Process and learnings of a NLP project with SpaCy
A few days ago I started a new NLP project. The goal of the project is to be able to automatically evaluate and classify content of texts, which are collected in the context of larger surveys.
There are two different levels of complexity that I see in this problem. Complexity level 1: A question to be answered by participants could be, for example, "Which aspects of the product do you like best?". It can be assumed that the feeling associated with the statement is positive in most observations, since explicit questions are asked about characteristics that the respondent likes. Complexity level 2: It gets more complicated with questions that are more open. For example, it could be asked whether the respondent still has any further comments or remarks. In these cases, not only the topic of the text but also the feeling associated with it must be determined.
Course of the project
For the text processing I use the open source library SpaCy and write the code in Python. Since the texts I work with in this project are in German, I use the model "de_core_news_sm".
After everything for development was set up, I first concentrated on the somewhat simpler question - complexity level 1 where I already knew the sentiment behind the observations in nearly all of the cases. First I transferred all observations into a list of sentences. I therefore used some basic string operations and a SpaCy method for splitting text into single sentences. Then I reduced the sentences to noun pieces and output the frequency of the individual noun pieces. In this way one can get a feeling for which specific areas were often mentioned positively. So I was able to see i.e. what the five most frequent mentioned nouns were related to a positive sentiment. I used the same procedure to determine which nouns were most frequently used when the observations sentiment was negativ.

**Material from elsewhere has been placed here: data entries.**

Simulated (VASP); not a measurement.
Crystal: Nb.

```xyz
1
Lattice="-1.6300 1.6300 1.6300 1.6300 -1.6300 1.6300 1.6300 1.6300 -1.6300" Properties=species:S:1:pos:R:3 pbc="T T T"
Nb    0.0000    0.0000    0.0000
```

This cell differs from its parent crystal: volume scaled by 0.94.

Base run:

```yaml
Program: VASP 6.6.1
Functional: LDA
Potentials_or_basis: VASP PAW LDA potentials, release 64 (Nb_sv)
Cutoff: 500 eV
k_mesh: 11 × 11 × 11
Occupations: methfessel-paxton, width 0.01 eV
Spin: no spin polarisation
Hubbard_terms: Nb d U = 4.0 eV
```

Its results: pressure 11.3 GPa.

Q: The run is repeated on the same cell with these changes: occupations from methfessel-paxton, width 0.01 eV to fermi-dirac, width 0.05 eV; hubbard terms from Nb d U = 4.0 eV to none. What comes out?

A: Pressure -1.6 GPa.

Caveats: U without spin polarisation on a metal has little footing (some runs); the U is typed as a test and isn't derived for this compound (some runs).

For the complexity level 2 a different approach is needed - a sentiment analysis. I started again with creating a list of all single sentences and reused some areas from my previous code. By examining the most frequently mentioned topics, it is possible to identify specific areas in the observations that can be transferred into the model. I created a dictionary and assigned certain terms to it based on the knowledge of the previously identified topics that occur in a high frequency. For example, one of the topics was programs for video chat. I created this topic in my model and used a lexicon to assign some different programs for video chat, mentioned in the observations, to this topic. In a further step I defined enhancing (i.e. “very”), weakening (i.e. “a bit”) and inverting (i.e. “not”) terms and added them to the model. With the help of these extensions the feeling associated with the topic can be determined more precisely. The importance of combining the definition of topics with the extended methods of evaluation can be seen in the following example. For a text such as "The Zoom tool is not very good", "Zoom" is recognised as topic of the sentence, but we can now also recognise "not" as a negation, the word "very" is recognised as an intensifier and the word "good" as a positive feeling. So we are able to recognise that the overall impression of the tool Zoom is slightly negative in this observation.
My overall impression of SpaCy is a very good one. Simpler classifications and quick and individual adjustments work really easily and well. Another step I would like to take in the future is to label the data to enable deep learning and to train our model.